Sunday, November 24, 2013

revered relics


VATICAN CITY (AP) - The Vatican publicly unveiled a handful of bone fragments purportedly belonging to St. Peter on Sunday, reviving the scientific debate and tantalizing mystery over whether the relics found in a shoe box truly belong to the first pope....
[L]ast week, a top Vatican official, Archbishop Rino Fisichella, said it almost doesn't matter if archaeologists one day definitively determine that the bones aren't Peter's, saying Christians have prayed at Peter's tomb for two millennia and will continue to, regardless....
"No Pope had ever permitted an exhaustive study, partly because a 1,000-year-old curse attested by secret and apocalyptic documents, threatened anyone who disturbed the peace of Peter's tomb with the worst possible misfortune," Bartoloni wrote.
Strange to think how close religious arbiters can come to spilling the beans without actually spilling them. If, as the archbishop suggested reasonably, it doesn't really matter whether the bones are 'real' or not, and if what matters is the devotion anyone accords to them, then how can anyone escape the conclusion that what is true of bone fragments is likewise true of any venerated item ... including the church itself?

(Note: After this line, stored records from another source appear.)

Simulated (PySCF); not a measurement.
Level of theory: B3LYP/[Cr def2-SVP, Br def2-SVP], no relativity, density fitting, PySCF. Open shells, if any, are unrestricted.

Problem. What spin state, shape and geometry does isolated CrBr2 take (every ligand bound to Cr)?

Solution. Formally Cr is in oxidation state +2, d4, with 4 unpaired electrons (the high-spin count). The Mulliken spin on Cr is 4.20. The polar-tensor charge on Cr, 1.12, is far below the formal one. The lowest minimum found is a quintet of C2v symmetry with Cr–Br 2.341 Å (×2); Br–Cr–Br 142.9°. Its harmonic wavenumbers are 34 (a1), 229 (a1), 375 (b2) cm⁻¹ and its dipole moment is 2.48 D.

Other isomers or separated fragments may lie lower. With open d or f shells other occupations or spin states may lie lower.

Relics -- Christian, Buddhist or otherwise -- tend to make my teeth itch, but I cannot dismiss the human energy and longing that, rightly or wrongly, can be lavished on such items. If, as I generally hold, all religious persuasions are lies waiting for adherents to winkle out the truth, then who's to say that bone shards or soaring spires or ornate rituals cannot act as a useful catalyst? 

It's not whether such things are bullshit or not. It's what anyone grows in the bullshit.

1 comment:

  1. I'm my own relic, and eschew reverence for occasional gratitude.